Thursday, August 6, 2009

MAYA

Okay, so today life itself seems more like this miserable road trip, everyone tense and irritable, weather hot and sticky, coffee from the drive-through at BK tepid, and the 8 year old in the crowd got the wrong order for breakfast. This after entering traffic again, sitting at the first stoplight, in the turn lane already, 30 feet from the Interstate entrance.

Put the hue and cry on hold for a moment: just exactly why, in the name of all that is holy, did you DO this? What were you thinking? Maya . . . illusion. Visions of singing along with each other, everyone excited about a destination, rare and stimulating conversation among members of your family, (who, 51 weeks each year, reside in the house with each other grudgingly, and speak only when necessary, usually in monosyllables), a getaway which instantly bonds the little group of loved ones who make up your world.

The travel guide was lies, all lies. The hour long drive across the park, supposed to enthrall everyone with breath-taking views, was less than successful since no weird animals approached the car desperate to be fed . . . the 14 year old, having been informed by the 16 year old what was actually IN the meat tacos she just ate from the roadside stand, makes a frantic dash for the restroom, returning pale, glowering and downright belligerent.

Suddenly, all that is floating across your mind is that bottle of good Scotch you so cheerfully and carelessly left sitting in the sideboard. There’s an almost uncontrollable need to stop the car, force everyone out, and drive away.

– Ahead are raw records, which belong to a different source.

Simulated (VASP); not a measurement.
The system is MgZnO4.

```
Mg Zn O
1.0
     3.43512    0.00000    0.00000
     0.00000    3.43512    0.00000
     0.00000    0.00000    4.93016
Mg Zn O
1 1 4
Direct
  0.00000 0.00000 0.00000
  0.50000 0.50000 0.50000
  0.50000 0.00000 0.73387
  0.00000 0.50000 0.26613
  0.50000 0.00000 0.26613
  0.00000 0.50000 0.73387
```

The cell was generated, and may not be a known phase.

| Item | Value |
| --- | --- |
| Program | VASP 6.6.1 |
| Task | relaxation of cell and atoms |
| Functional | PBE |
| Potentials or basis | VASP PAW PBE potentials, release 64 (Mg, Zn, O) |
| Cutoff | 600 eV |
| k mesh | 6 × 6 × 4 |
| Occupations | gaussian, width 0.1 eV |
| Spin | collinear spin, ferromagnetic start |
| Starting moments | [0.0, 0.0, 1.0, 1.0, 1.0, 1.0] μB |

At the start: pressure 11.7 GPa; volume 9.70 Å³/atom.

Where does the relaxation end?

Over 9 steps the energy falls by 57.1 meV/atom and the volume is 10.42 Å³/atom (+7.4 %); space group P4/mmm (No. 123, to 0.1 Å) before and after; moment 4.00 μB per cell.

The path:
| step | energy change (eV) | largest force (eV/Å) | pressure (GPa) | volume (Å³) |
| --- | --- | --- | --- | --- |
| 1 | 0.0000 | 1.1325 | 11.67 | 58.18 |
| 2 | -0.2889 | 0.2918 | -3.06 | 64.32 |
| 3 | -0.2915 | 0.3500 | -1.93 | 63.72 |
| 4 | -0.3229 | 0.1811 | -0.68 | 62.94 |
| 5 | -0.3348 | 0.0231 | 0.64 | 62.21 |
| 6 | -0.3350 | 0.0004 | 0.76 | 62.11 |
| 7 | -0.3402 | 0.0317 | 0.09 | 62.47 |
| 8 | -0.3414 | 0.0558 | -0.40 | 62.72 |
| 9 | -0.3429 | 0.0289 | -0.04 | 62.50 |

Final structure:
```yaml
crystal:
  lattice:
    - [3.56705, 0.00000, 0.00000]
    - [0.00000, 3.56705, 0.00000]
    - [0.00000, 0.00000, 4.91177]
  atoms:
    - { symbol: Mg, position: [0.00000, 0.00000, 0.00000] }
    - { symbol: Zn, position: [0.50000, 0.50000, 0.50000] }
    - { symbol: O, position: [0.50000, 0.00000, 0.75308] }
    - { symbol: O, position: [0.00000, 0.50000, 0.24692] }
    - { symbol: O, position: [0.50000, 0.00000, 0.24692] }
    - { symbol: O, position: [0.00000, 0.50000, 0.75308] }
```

Next time, send all persons in the household under 20 years old to camp (and no one over 20 is allowed to return home, except at Thanksgiving and Christmas, for a maximum of 3 days) and hit the road, just you and your significant other. And make sure (this is the most important factor in your enjoyment of any trip) that it’s the ‘good’ time of the month. Otherwise, there’s always a better than average chance that your trust in travel magazines will be completely and forever obliterated, you will lose your childlike belief in good endings, and you may shortly be trolling around on craigslist for a new home, not to mention partner.